Why do multiple processes accessing single GPU increase performance?

I am using PyOpenCl in combination with Python 3.7.

When calling the same kernel with multiple processes having each their own context pointing to the same GPU device, I get performance improvements which scale almost linearly with the number of processes.

I can imagine that execution of parallel processes makes some overlapping transfers possible, where a kernel of process A is executed while process B sends data to the graphic card. But this should not be responsible for such a boost in performance.

Attached you find a code example, where I implemented a dummy application where some data is decoded.

When setting n_processes=1 I get around 12 Mbit/sec, while when setting n_processes=4 I get 45 Mbit/sec.

I am using a single AMD Radeon VII graphics card.

Has anyone a good explanation for that phenomenon?

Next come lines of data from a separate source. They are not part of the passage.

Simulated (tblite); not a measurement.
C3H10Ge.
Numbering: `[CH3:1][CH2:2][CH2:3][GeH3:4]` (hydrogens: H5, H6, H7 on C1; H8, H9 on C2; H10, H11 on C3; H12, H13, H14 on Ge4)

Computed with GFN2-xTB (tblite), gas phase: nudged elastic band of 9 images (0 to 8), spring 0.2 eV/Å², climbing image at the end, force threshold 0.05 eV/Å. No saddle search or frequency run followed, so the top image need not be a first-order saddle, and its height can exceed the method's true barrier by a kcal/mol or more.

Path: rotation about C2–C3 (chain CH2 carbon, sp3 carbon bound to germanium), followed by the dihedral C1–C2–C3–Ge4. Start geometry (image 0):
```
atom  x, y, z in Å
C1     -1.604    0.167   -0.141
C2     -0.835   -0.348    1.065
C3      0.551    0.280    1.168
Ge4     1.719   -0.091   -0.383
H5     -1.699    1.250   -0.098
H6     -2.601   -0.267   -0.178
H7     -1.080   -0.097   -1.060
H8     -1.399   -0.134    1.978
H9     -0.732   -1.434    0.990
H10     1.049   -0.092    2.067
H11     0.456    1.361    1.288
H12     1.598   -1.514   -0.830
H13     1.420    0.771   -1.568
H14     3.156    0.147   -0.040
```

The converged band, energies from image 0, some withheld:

Update: I profiled the script using CodeXL. Seems like there is a lot of time wasted between kernel executions and multiple processes are able to make use of it.

import logging
import multiprocessing as mp
import pyopencl as cl
import pyopencl.array as cl_array
from mako.template import Template
import numpy as np
import time

logging.basicConfig(level=logging.INFO,
                    format='%(asctime)s %(process)d %(levelname)-8s [%(filename)s:%(lineno)d] %(message)s')

kernelsource = """
float boxplus(float a,float b)
{
float boxp=log((1+exp(a+b))/(exp(a)+exp(b)));
return boxp;
}

void kernel test(global const float* in,
                global const int* permutation_vector,
                global float* out)
{
 int gid = get_global_id(0);
 int p = gid; // permutation index
 float t = 0.0;
 for(int k=1; k<10;k++){
    p = permutation_vector[p];
    t= boxplus(in[p],in[gid]);
 }
 out[gid] = t;
}
"""


class MyProcess(mp.Process):
    def __init__(self, q):
        super().__init__()
        self.q = q

    def run(self) -> None:
        platform = cl.get_platforms()
        my_gpu_devices = [platform[0].get_devices(device_type=cl.device_type.GPU)[0]]
        ctx = cl.Context(devices=my_gpu_devices)
        queue = cl.CommandQueue(ctx)
        tpl = Template(kernelsource)
        rendered_tp = tpl.render()
        prg = cl.Program(ctx, str(rendered_tp)).build()

        size = 100000  # shape of random input array
        dtype = np.float64
        output_buffer = cl_array.empty(queue, size, dtype=dtype)
        input_buffer = cl_array.empty(queue, size, dtype=dtype)

        permutation = np.random.permutation(size)
        permutation_buffer = cl_array.to_device(queue, permutation.astype(np.int))

        def decode(data_in):
            input_buffer.set(data_in)
            for i in range(10):
                prg.test(queue, input_buffer.shape, None,
                         input_buffer.data,
                         permutation_buffer.data,
                         output_buffer.data)
            queue.finish()
            return output_buffer.get()

        counter = 1
        while True:
            data_in = np.random.normal(size=size).astype(dtype)
            data_out = decode(data_in)
            if counter % 100 == 0:
                self.q.put(size * 100)
                counter = 1
            else:
                counter += 1


def run_test_multi_cpu_single_gpu():
    q = mp.Queue()
    n_processes = 4
    for i in range(n_processes):
        MyProcess(q).start()
    t0 = time.time()
    symbols_sum = q.get()
    i = 0
    while True:
        i += 1
        print('{} Mbit/sec'.format(1 / 1e6 * symbols_sum / (time.time() - t0 + 1e-15)))
        symbols = q.get()
        symbols_sum += symbols

if __name__ == '__main__':
    run_test_multi_cpu_single_gpu()

Solution

Kernel loop has too few work. It must be almost comparable to kernel launch overhead. Kernel launch overhead is also comparable to a function call overhead in Python.

 for(int k=1; k<10;k++){
    p = permutation_vector[p];
    t= boxplus(in[p],in[gid]);
 }

This latency probably hidden behind another process's kernel launch latency and its kernel launch latency probably hidden behind a third one's function call overhead. And GPU can take even more, there are only 10 cycles of for loop with O(N) complexity. Even low end GPUs get saturated with at least thousands of iterations with O(N*N) complexity.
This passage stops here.